I drove my son to school today.
I worked with students.
It snowed most of the morning.
I read the last text I sent you yesterday, asking if the doctor had a plan.
I read your answer: yes. He was a nice doctor. He sat with you for an hour.
Great, I said. What’s the plan?
I thought maybe you’d tell me today.
All day I thought of Roethke’s letter to his student who died. “If only I could nudge you from this sleep.” I read some Yeats. “...a crowd of stars.”
They didn’t help. We want to believe that writing helps. We talk about it in the hall before class. Writing is something, at least. Isn’t it?
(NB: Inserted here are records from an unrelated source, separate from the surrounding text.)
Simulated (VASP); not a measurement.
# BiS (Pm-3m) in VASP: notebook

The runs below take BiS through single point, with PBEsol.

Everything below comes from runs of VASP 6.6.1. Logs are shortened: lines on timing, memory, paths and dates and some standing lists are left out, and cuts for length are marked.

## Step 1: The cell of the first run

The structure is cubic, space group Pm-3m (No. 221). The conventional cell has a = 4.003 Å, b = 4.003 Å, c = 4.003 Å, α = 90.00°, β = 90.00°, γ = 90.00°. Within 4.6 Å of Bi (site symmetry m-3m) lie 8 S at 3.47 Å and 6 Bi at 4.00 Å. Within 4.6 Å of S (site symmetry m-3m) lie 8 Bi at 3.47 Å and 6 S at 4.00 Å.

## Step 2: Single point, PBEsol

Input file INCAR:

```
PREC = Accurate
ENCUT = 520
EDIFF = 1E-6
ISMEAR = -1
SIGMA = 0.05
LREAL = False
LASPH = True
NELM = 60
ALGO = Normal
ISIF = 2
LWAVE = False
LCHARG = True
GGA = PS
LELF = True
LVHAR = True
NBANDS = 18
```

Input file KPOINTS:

It’s Friday. It is an ordinary Friday.
On my way home, I see a car accident. I have to make sure. I slow down. Everyone’s ok.
Everyone is ok.
No one is ok.
I don’t want to stop writing this letter. It’s all I have.
It’s all we’ve ever had.
So, just me to you, just this, let me write you an exit. I’m going to pretend for a good long while that you are in the cabin in western Pennsylvania. You have gone “hunting," but everyone knows you are just reading. It’s a crappy novel, but you don’t care. The air is clean, isn’t it? The sun sets just a little slower here. The quiet. The peace.
The peace.
I will try to remember how much you loved that peace.